The goodwill represents the value expected from the synergies created through the operational enhancement benefits that will result from the integration of the Mooreland business and its expertise in the investment banking business. Goodwill is expected to be deductible for federal income tax purposes.

We recognized a liability for estimated earn-out payments. These payments will be based on the performance of Mooreland over a three-year period. The liability for earn-out payments was $18.4 million at December 31, 2019. The contingent consideration accrual is included in accounts payable and accrued expenses in the consolidated statements of financial condition.

Pro forma information is not presented because the acquisition is not considered to be material, as defined by the SEC. The results of operations of Mooreland have been included in our results prospectively from the date of acquisition.

First Empire

On January 2, 2019, the Company completed the acquisition of First Empire Holding Corp. (“First Empire”) and its subsidiaries, including First Empire Securities, Inc., an institutional broker-dealer specializing in the fixed income markets. The acquisition was funded with cash from operations.

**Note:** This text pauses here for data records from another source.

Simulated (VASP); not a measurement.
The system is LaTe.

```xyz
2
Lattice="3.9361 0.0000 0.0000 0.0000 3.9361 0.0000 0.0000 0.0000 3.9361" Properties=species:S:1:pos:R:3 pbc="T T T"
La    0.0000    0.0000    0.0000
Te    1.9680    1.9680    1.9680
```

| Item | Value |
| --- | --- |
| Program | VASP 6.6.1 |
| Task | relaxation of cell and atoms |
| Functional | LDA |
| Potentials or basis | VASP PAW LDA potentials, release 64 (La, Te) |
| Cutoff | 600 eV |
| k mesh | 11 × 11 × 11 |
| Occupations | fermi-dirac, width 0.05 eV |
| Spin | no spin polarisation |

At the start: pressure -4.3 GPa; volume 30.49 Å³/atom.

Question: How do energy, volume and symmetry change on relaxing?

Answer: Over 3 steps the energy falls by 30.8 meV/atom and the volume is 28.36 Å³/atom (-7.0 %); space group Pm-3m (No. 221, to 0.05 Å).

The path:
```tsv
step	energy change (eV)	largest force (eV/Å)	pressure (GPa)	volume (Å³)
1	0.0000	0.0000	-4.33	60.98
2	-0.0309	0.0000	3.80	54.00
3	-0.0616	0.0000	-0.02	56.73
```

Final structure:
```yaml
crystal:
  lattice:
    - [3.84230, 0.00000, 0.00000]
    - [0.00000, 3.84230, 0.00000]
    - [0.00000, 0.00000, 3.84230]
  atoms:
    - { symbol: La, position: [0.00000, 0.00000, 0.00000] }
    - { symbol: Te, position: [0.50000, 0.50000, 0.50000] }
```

The acquisition was accounted for under the acquisition method of accounting in accordance with ASC 805 (“ASC Topic 805”), “Business Combinations.” Accordingly, goodwill was measured as the excess of the acquisition-date fair value of the consideration transferred over the amount of acquisition-date identifiable assets acquired net of assumed liabilities. We recorded $14.9 million of goodwill in the consolidated statement of financial condition, which has been allocated to our company’s Institutional Group segment. Identifiable intangible assets purchased by our company consisted of tradename and customer relationships with an acquisition-date fair value of $7.8 million.

The goodwill represents the value expected from the synergies created through the operational enhancement benefits that will result from the integration of the First Empire business and its expertise in the investment banking business. Goodwill is expected to be deductible for federal income tax purposes.

Pro forma information is not presented because the acquisition is not considered to be material, as defined by the SEC. The results of operations of First Empire have been included in our results prospectively from the date of acquisition.

Rand & Associates

On October 1, 2018, the Company completed the acquisition of Rand & Associates (“Rand”), an independent investment adviser that provides comprehensive wealth management and investment counsel services to individuals, families, and institutions. The acquisition was funded with cash from operations.

The acquisition was accounted for under the acquisition method of accounting in accordance with ASC 805 (“ASC Topic 805”), “Business Combinations.” Accordingly, goodwill was measured as the excess of the acquisition-date fair value of the consideration transferred over the amount of acquisition-date identifiable assets acquired net of assumed liabilities. We recorded $9.3 million of goodwill in the consolidated statement of financial condition, which has been allocated to our company’s Global Wealth Management segment. Identifiable intangible assets purchased by our company consisted of customer relationships with an acquisition-date fair value of $4.7 million.

The goodwill represents the value expected from the synergies created through the operational enhancement benefits that will result from the integration of the Rand business and of the hired financial advisors and the conversion of the customer accounts to our platform. Goodwill is expected to be deductible for federal income tax purposes.

We recognized a liability for estimated earn-out payments. These payments will be based on the performance of Rand over a five-year period. The liability for earn-out payments was $4.4 million and $4.1 million at December 31, 2019 and 2018, respectively. The contingent consideration accrual is included in accounts payable and accrued expenses in the consolidated statements of financial condition.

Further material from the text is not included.